From Practical Data Science with R, 2nd Ed. By Nina Zumel and John Mount
In this article, we demonstrate some ways to get to know your data, and discuss some of the potential issues that you’re looking for as you explore.
Figure 1 Mental Model of Practical Data Science with R
As shown in the mental model (figure 1), this article emphasizes the science of exploring the data, prior to the model-building step. Your goal is to have data which is as clean and useful as possible.
Suppose your goal is to build a model to predict which of your customers doesn’t have health insurance. You’ve collected a dataset of customers whose health insurance status you know. You’ve also identified some customer properties that you believe help predict the probability of insurance coverage: age, employment status, income, information about residence and vehicles, and details like this.
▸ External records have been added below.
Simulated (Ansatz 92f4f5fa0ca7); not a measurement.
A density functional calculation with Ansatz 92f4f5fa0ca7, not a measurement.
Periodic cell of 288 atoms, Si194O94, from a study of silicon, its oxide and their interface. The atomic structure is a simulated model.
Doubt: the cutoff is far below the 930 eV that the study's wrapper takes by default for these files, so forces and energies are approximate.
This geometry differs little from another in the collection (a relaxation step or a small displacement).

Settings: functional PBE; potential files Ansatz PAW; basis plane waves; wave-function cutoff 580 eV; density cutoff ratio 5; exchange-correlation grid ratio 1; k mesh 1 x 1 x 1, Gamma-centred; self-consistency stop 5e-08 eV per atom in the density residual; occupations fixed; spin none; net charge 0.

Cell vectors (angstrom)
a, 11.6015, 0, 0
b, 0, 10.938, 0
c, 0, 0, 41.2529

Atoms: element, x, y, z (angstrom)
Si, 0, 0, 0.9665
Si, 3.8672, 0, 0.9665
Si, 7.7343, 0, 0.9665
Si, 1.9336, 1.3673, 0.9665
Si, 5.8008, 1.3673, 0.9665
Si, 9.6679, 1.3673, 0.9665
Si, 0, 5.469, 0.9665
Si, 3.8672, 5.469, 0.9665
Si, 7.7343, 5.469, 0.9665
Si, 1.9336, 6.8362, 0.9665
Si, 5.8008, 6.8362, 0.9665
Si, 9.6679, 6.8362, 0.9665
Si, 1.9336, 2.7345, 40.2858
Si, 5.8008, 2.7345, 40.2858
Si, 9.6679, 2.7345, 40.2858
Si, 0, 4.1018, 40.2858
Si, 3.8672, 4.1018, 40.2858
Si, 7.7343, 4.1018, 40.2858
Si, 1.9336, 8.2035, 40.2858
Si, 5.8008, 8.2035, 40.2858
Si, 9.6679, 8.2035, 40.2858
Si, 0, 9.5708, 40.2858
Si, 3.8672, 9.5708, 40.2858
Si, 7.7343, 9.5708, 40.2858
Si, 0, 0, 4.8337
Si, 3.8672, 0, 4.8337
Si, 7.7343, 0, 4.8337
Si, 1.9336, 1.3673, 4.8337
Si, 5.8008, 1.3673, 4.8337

You’ve put all your data into a single data frame called customer_data which you’ve input into R. Now you’re ready to start building the model to identify the customers you’re interested in.
It’s tempting to dive right into the modeling step without looking closely at the dataset first, like when you have a lot of data. Resist the temptation. No dataset is perfect: you’ll be missing information about some of your customers, and you’ll have incorrect data about others. Some data fields will be dirty and inconsistent. If you don’t take the time to examine the data before you start to model, you may find yourself redoing your work repeatedly as you discover bad data fields or variables that need to be transformed before modeling. In the worst case, you’ll build a model that returns incorrect predictions—and you won’t be sure why.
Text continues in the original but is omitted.